While I generally sit on the side of the fence that your code should read clearly enough that comments should not be necessary. I concede that there are (often) times when a comment can really help to make the job of understanding the code much easier than just how a variable or method is named or organized.

One example of such case is when you've gotten lost in the code and don't understand how a piece of it works.

The second you figure or re-discover it's intent, try to add or update some comments in the code that may help you or the next person understand it more clearly in the future.

You can argue that a comment should have been added initially, but life happens and we don't always save little nuances like we should or we're given a codebase that is not as clean as we would like. So if you catch yourself digging through some code and a bit confused in an area, take the time to document it (once you figure out what you didn't understand).

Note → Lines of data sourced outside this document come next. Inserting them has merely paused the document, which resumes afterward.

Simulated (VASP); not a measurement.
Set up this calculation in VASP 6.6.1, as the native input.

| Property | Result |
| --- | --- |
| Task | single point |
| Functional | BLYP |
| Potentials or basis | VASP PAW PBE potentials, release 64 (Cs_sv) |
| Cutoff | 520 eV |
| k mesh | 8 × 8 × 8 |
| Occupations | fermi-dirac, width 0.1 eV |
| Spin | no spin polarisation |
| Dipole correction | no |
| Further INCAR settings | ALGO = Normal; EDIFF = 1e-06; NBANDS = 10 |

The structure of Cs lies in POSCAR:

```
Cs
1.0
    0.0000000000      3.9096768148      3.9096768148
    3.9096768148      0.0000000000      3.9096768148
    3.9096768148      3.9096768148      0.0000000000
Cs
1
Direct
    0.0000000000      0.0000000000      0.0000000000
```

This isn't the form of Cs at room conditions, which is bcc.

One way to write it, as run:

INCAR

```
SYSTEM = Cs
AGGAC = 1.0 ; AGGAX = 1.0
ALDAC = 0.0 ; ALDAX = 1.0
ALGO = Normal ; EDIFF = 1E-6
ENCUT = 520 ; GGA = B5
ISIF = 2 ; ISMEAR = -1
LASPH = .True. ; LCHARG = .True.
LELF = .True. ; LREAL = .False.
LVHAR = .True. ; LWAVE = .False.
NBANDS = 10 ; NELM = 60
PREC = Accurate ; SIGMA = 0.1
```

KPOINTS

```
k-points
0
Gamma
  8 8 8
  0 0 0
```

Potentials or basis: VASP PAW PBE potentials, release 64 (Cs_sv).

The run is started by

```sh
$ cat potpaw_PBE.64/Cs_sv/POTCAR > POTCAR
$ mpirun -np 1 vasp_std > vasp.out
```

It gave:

This is especially true when you are the original writer of sed un-clear code. I know I've gone through code I've written and been like, "hmm, no idea what I was thinking here..." or "well, there was a reason I did this stupid thing, but now I don't remember what that was. Wish I would have commented a little more to my future self".

Sometimes it may be a simple variable rename or refactor that would clean it up. But don't just figure it out and not leave a breadcrumb for the next person (or yourself) to more easily grok the code.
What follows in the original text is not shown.